Here are some insights that may be interesting and/or (not) true:
- Being immersed into a movie or a video of some kind, like when you get "sucked into" its world and story, is a binary setting: You're either totally immersed, or not at all. Fast-paced editing may grab your attention quickly, but slow-paced editing immerses you. You get immersed when it's more like reality and less like a produced product (like a commercial or a trailer). When the action suddenly stops, when it suddenly gets quiet, you get immersed. A good movie is the opposite of Tiktok, in all ways.
- Cartoons can be incredibly crazy and wacky without anyone judging them. Probably because they're often made for kids? If you make it to fit adults too, you can go outside the norm without people saying "this looks like a fever-dream!" just because it doesn't look and feel exactly like reality. Fiction is fiction, but adults can't comprehend too weird things.
- Another time I said that "the music I made ten years ago has aged much better than the lyrics I wrote to it". When it comes to timelessness, and -lessness at all, the order is probably like this, from most timeless, general and international to less timeless, general and international:
Music is timeless, because you don't need anything to understand it.
Pictures are almost as timeless, because you don't need anything except a general perception of things and objects to understand them.
All mediums containing text are less timeless, because they require knowledge of a specific language. The only thing that stands above this is Mario (yes you can play his games without reading, but there IS text in them!).

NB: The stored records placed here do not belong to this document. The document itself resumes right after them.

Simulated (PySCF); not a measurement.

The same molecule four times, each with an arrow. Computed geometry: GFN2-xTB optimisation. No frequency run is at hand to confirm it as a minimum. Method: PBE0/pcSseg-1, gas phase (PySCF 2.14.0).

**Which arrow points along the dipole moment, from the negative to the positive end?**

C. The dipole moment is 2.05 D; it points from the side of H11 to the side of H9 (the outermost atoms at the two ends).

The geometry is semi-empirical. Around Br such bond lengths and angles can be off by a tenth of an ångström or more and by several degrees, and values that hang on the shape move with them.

The most timeless thing of all is the sun. Every person ever knows, or knew, about the sun.
Music may be the most accessible thing ever, because of how everyone understands it, how you can listen to it both actively and passively, and how it needs no context at all to be put on. But it's harder to give it depth, compared to for example movies.
- Radio music made before the internet age (< 2010?) was much narrower than today's pop when it comes to what forms it could take. Max Martin made songs sounding like what he thought teenagers would like, and teenagers started liking it because it was the only thing they heard. It wasn't bad, but it was made for an imagined audience that maybe didn't even exist. The budget requirements were too high to make what you felt like without thinking about "the market". Today it's possible to be personal in pop music on a completely different level.